The functional you are maximizing is weird: it lacks homogeneity. So the first thing to look at is what happens when $f$ is multiplied by a positive constant $\lambda $. Write $$A=\|f\|_{L^p[0,1]},\quad B = \int_0^1 (f'(t))^2\,dt$$
For $\lambda f$, the functional is $\lambda A-\lambda^2 B$. This is maximized when $\lambda=A/(2B)$, the maximum being $A^2/(2B)$.

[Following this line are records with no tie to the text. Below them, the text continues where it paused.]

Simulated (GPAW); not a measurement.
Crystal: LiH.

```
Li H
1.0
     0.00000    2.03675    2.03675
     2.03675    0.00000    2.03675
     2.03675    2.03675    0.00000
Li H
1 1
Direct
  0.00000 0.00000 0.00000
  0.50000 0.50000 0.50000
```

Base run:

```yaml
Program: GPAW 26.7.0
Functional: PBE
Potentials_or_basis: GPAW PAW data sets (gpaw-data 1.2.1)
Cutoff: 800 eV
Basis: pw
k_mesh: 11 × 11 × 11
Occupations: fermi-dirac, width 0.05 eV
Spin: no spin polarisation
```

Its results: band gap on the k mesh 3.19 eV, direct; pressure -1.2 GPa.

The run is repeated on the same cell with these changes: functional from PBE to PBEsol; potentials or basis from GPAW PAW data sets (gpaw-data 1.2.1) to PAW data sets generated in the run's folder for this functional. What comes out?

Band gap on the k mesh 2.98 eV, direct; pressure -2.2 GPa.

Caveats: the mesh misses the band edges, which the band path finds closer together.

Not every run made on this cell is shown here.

Conclusion: maximizers of your functional are appropriately scaled maximizers of the functional
$$\Psi(f)=\frac{\|f\|_{L^p[0,1]}^2}{\int_0^1 (f'(t))^2\,dt} $$
You say that $p$ can be chosen... looking at $\Psi$, I want $p=2$. Then the matter is essentially reduced to a form of Wirtinger's inequality. Indeed, extend $f$ to the interval $[0,2]$ by $f(x)=f(2-x)$ for $1< x\le 2$. The extended function is absolutely continuous and vanishes at both endpoints of $[0,2]$. Wirtinger's inequality (second form) yields
$$\int_0^2 f^2 \le \frac{4}{\pi^2} \int_0^2 (f')^2$$
with equality only for multiples of $\sin (\pi x/2)$
By symmetry of our $f$, we have
$$\int_0^1 f^2 \le \frac{4}{\pi^2} \int_0^1 (f')^2$$
Returning to the original functional, conclude: with $p=2$, your functional has maximum $2/\pi^2$, attained only by $$f(x)=\pm \frac{2}{\pi^2} \sin \frac{\pi x}{2}$$